I honestly wouldn't put much faith in anything you read on paintball.com. I don't think much of that site at all.
Dry ice is frozen carbon dioxide. A block of dry ice has a surface temperature of -109.3 degrees F (-78.5 degrees C). Dry ice also has the very nice feature of sublimation which means as it melts it turns directly into carbon dioxide gas rather than a liquid.
At normal pressures, carbon dioxide moves straight from solid to gas. Sometimes when you fire a gun shooting co2 you will see 'snow flakes' these are dry ice.
You see dry ice because this is liquid co2 from your tank at normal pressures (atmospheric). It is only at much higher pressures that you find liquid carbon dioxide. For example, a high pressure tank of carbon dioxide such as we use in paintball contains liquid carbon dioxide. The co2 in your tank is stored at approx 850psi and at this pressure the gas is constantly changing phase from liquid to gas. As you use up some of the gas in firing a shot, more of the liquid changes to gas to keep the pressure the same.

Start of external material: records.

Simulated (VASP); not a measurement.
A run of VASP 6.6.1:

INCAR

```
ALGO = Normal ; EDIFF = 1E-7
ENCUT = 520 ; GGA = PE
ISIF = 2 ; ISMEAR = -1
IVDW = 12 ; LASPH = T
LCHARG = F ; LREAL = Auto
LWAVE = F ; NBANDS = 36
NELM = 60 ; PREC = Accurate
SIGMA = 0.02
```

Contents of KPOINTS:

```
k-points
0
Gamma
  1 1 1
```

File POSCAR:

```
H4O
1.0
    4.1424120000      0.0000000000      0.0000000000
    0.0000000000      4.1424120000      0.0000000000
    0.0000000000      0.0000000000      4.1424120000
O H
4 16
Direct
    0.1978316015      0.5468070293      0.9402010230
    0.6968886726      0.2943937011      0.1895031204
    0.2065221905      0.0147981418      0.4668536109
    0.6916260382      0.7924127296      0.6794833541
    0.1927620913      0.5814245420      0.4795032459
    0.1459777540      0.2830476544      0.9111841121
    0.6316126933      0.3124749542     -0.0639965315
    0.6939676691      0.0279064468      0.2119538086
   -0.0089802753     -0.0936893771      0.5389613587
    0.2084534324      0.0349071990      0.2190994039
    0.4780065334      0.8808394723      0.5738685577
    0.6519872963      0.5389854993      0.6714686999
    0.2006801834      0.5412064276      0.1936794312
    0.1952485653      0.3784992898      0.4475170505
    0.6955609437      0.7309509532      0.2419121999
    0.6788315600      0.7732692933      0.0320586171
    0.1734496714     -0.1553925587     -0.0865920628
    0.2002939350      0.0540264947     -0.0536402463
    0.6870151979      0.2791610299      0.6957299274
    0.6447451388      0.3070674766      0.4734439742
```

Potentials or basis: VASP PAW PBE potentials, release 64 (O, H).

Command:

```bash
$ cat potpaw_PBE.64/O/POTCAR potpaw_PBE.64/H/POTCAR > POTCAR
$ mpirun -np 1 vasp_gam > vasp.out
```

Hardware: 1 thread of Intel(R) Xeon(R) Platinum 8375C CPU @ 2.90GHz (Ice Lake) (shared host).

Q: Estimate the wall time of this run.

There is no problem in having liquid co2 in your tank. Indeed if you are to have a proper fill in your tank it must have liquid in it. There is no need to worry about getting 'dry ice' in your tank.
The only things to be careful about are overfilling, in which case the pressure can get to high and cause a rupture, and leaving the tank in the sun, in which case the pressure can get too high and cause a rupture...
(it should always blow the burst disk first though!)
Make you sure you weigh your tank carefully when filling it and keep your gun out of the sun whenever possible and you will be fine.